Enjoyment of food is good, but the appetite needs to be curbed – by rules of kashrut.

Enjoyment of, how best to say it, thrills of the flesh is good, but needs to be curbed – only to be allowed in certain circumstances.

Enjoyment of money, then is to be allowed, but also to be controlled, fettered.

 

At the heart of this two fold approach to money are two Biblical notions, both of which appear in the context of the telling of the creation of the world.

 

The first suggests that the earth has been given to humanity to ‘dominate it and subdue it’ kivshua urdu.[3] This is the material world as a right, the right to exploit, the right to accumulate.

But the second notion suggests that we are placed in this world to ‘tend it and guard it.’ – l’ovdah ulshomrah[4]

This is the material world as a responsibility, a duty.

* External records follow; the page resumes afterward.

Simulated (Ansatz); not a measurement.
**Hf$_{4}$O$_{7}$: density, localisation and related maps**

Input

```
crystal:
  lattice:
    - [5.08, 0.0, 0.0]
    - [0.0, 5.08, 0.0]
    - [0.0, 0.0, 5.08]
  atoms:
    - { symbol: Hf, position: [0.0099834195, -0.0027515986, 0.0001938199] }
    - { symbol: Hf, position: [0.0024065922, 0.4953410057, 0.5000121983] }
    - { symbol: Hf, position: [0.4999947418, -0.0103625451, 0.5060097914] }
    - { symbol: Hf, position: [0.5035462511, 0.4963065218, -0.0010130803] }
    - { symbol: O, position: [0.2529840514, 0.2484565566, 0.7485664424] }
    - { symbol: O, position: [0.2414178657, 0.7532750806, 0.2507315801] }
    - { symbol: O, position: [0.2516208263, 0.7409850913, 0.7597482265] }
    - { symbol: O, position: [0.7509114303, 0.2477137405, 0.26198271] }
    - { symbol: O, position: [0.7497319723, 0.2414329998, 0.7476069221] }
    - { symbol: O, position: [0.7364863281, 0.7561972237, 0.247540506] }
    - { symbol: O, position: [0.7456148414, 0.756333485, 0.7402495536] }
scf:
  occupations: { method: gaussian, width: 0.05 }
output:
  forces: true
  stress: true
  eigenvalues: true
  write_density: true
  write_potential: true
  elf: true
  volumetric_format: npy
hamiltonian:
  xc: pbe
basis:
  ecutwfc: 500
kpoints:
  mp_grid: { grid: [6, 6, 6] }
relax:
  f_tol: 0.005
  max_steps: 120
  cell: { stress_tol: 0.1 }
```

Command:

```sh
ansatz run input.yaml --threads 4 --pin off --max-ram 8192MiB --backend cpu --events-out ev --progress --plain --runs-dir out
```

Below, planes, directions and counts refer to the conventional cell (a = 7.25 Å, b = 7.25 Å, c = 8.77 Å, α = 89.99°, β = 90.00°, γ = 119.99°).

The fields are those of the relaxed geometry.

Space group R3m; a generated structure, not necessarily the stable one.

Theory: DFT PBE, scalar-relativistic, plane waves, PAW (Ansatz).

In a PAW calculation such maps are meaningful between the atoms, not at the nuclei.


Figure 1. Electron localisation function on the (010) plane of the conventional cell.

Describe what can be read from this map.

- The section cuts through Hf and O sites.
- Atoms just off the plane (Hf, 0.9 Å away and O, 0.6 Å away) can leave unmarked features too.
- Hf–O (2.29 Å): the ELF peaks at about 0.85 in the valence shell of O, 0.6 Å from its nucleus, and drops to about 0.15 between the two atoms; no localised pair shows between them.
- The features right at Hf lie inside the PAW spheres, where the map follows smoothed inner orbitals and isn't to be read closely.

The first notion is an invitation to extract all the monies one can find in the world.

The second is a call to care, to be in balance with the world.

Such is, so often, the Jewish way.

Giving and restricting in the very same moment.

 

Connected to this is the call of the Sabbath. The resting on the Seventh day bit people tend to know. What often gets overlooked is that the fourth commandments uttered on Sinai opens ‘on six days you shall work.’ Sheshet yamin taavod v’asita kol melachtecha[5]

This is a command to labour, for gain.

‘Love work’ is advice given in Pirkei Avot.[6]

But the lust for money is ameliorated, softened, by the command to abstain one day in the week.

There are two reasons given in the Bible for observing Shabbat.

The first is that we rest because God rested in God’s extraordinarily triumphant material accumulation of things in the first moments of creation.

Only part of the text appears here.